|
Author: Mike Valentine Article source: http://www.business-support.co.uk/. Used with author's permission.
There has been endless webmaster speculation and worry about
the so-called "Google Sandbox" - the indexing time delay for
new domain names - rumored to last for at least 45 days from
the date of first "discovery" by Googlebot. This recognized
listing delay came to be called the "Google Sandbox effect."
Ruminations on the algorithmic elements of this sandbox time
delay have ranged widely since the indexing delay was first
noticed in spring of 2004. Some believe it to be an issue of
one single element of good search engine optimization such
as linking campaigns. Link building has been the focus of
most discussion, but others have focused on the possibility
of size of a new site or internal linking structure or just
specific time delays as most relevant algorithmic elements.
Rather than contribute to this speculation and further
muddy the Sandbox, we'll be looking at a case study of a
site on a new domain name, established May 11, 2005 and the
specific site structure, submissions activity, external and
internal linking. We'll see how this plays out in search
engine spider activity vs. indexing dates at the top four
search engines.
Ready? We'll give dates and crawler action in daily lists and
see how this all plays out on this single new site over time.
* May 11, 2005 Basic text on large site posted on newly
purchased domain name and going live by days end. Search
friendly structure implemented with text linking making
full discovery of all content possible by robots. Home
page updated with 10 new text content pages added daily.
Submitted site at Google's "Add URL" submission page.
* May 12 - 14 - No visits by Slurp, MSNbot, Teoma or Google.
(Slurp is Yahoo's spider and Teoma is from Ask Jeeves)
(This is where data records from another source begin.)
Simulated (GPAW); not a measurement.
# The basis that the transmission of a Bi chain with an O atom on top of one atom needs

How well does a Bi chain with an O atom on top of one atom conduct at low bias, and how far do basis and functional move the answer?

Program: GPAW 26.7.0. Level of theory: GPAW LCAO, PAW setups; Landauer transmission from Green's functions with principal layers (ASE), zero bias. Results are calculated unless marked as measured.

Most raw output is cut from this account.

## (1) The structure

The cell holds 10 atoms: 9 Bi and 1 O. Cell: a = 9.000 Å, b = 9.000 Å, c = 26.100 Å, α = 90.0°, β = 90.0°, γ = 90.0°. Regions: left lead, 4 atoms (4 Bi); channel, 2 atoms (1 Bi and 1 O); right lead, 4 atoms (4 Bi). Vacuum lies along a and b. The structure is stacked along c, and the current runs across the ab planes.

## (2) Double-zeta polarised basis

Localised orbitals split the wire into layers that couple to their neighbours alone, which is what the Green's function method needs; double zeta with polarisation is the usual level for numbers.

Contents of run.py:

Posted link on WebSite101 to new domain at Publish101.com
* May 15 - Googlebot arrives and eagerly crawls 245 pages
on new domain after looking for, but not finding the
robots.txt file. Oooops! Gotta add that robots.txt file!
* May 16 - Googlebot returns for 5 more pages and stops.
Slurp greedily gobbles 1480 pages and 1892 bad links!
Those bad links were caused by our email masking meant
to keep out bad bots. How ironic slurp likes these.
* May 17 - Slurp finds 1409 more masking links & only 209
new content pages. MSNbot visits for the first time and
asks for robots.txt 75 times during the day, but leaves
when it finds that file missing! Finally get around to
add robots.txt by days end & stop slurp crawling email
masking links and let MSNbot know it's safe to come in!
* May 23 - Teoma spider shows up for the first time and
crawls 93 pages. Site gets slammed by BecomeBot, a spider
that hits a page every 5 to 7 seconds and strains our
resources with 2409 rapid fire requests for pages. Added
BecomeBot to robots.txt exclusion list to keep 'em out.
* May 24 - MSNbot has stopped showing up for a week since
finding the robots.txt file missing. Slurp is showing up
every few hours looking at robots.txt and leaving again
without crawling anything now that it is excluded from
the email masking links. BecomeBot appears to be honoring
the robots.txt exclusion but asks for that file 109 times
during the day. Teoma crawls 139 more pages.
* May 25 - We realize that we need to re-allocate server
resources and database design and this requires changes
to URL's, which means all previously crawled pages are
now bad links! Implement subdomains and wonder what now?
Slurp shows up and finds thousands of new email masking
links as the robots.txt was not moved to new directory
structures. Spiders are getting errors pages upon new
visits. Scampering to put out fires after wide-ranging
changes to site, we miss this for a week. Spider action
is spotty for 10 days until we fix robots.txt
* June 4 - Teoma returns and crawls 590 pages! No others.
* June 5 - Teoma returns and crawls 1902 pages! No others.
* June 6 - Teoma returns and crawls 290 pages. No others.
* June 7 - Teoma returns and crawls 471 pages. No others.
* June 8-14 Odd spider behavior, looking at robots.txt only.
* June 15 - Slurp gets thirsty, gulps 1396 pages! No others.
* June 16 - Slurp still thirsty, gulps 1379 pages! No others.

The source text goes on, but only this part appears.